Brazil holds underground reserves of minerals that the entire world disputes, but few Brazilians know the difference between the three concepts dominating global geopolitical headlines: rare earths, critical minerals, and strategic minerals. According to the Geological Survey of Brazil (SGB), rare earths are a specific group of 17 chemical elements in the periodic table, including 15 lanthanides, scandium, and yttrium, essential for technologies such as wind turbines, electric cars, batteries, and defense systems. Despite the name, they are not necessarily rare in nature but are often dispersed, which makes economic exploration difficult.

The confusion between the three terms is not merely semantic: it has practical consequences for the country’s mineral policy. Strategic minerals are those considered essential for economic development and important in high-tech products and the energy transition. Critical minerals are those whose supply involves risks, such as geographical concentration of production, external dependence, and geopolitical instability. The definition of which minerals fall into each category varies from country to country and changes over time, but Brazil stands out as a protagonist in all lists due to its colossal reserves.

The size of Brazilian reserves and where they are hidden

According to information released by Revista Fórum, the numbers from the United States Geological Survey (USGS) place Brazil in a privileged position across multiple categories. The country holds 94% of the world’s niobium reserves, with 16 million tons, an indispensable mineral for high-strength steel alloys used in aviation, infrastructure, and defense. It is second in the global ranking of graphite reserves, with 74 million tons representing 26% of the world’s total, and third in nickel, with 16 million tons and 12% of global reserves.

Brazilian rare earths, estimated at 21 million tons, are concentrated in Minas Gerais, Goiás, Amazonas, Bahia, and Sergipe. These states host the main types of deposits with economic potential, but most have never been commercially explored because Brazil historically prioritized the export of higher-volume, lower-value-added minerals, such as iron and bauxite. Diversification into rare earths and critical minerals requires investment in research, mapping, and, primarily, in refining capacity that the country still lacks.

Why China dominates the market and what this means for Brazil

China largely leads the refining and production of rare earths, controlling over 60% of global extraction and almost the entire processing chain. This concentration raises concern among powers like the United States and the European Union, which seek to diversify suppliers to reduce dependence on a single country in a sector that is the foundation of modern technology.

For Brazil, Chinese dominance is both a threat and an opportunity. If the country manages to develop refining and beneficiation capacity, its reserves could meet Western demand for alternative sources of rare earths and critical minerals. If it continues merely extracting and exporting raw materials, it will repeat the historical pattern that Professor Luiz Jardim Wanderley, from the Federal Fluminense University, describes as the perpetuation of the “primary-exporting country” condition that has marked the Brazilian economy since colonial gold.
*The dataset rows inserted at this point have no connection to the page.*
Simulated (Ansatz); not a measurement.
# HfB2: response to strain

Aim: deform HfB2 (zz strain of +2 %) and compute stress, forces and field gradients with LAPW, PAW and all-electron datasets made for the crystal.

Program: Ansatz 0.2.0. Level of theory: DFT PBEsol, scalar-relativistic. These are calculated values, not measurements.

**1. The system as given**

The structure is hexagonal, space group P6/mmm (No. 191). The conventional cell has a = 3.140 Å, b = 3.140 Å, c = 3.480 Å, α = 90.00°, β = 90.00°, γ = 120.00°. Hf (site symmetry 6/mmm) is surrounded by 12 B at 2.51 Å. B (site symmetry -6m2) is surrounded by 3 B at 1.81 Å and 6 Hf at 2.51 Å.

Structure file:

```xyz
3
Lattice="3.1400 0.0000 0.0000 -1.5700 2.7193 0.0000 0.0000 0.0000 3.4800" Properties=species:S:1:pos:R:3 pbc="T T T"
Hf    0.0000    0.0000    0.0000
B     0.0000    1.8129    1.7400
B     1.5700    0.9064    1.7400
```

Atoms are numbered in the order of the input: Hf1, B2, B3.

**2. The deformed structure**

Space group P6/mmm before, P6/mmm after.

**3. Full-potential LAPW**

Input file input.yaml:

The challenge beyond extraction: beneficiation and refining

Professor Jardim Wanderley points out that the Brazilian challenge is not just in extraction. The production chain of critical minerals involves complex stages such as beneficiation and refining that are still underdeveloped in Brazil, which leads the country to export cheap raw materials and import high-value finished products. Brazil exports many minerals and consumes very little of them in the domestic market.

Without investment in processing, Brazilian reserves remain unrealized potential. Niobium is an example: despite holding 94% of global reserves, Brazil processes only part of the ore internally, and the added value of the production chain is concentrated in countries that transform niobium into special alloys for aviation and infrastructure. The same pattern is repeated with graphite, nickel, and rare earths: Brazil has the resource but does not capture the value it can generate.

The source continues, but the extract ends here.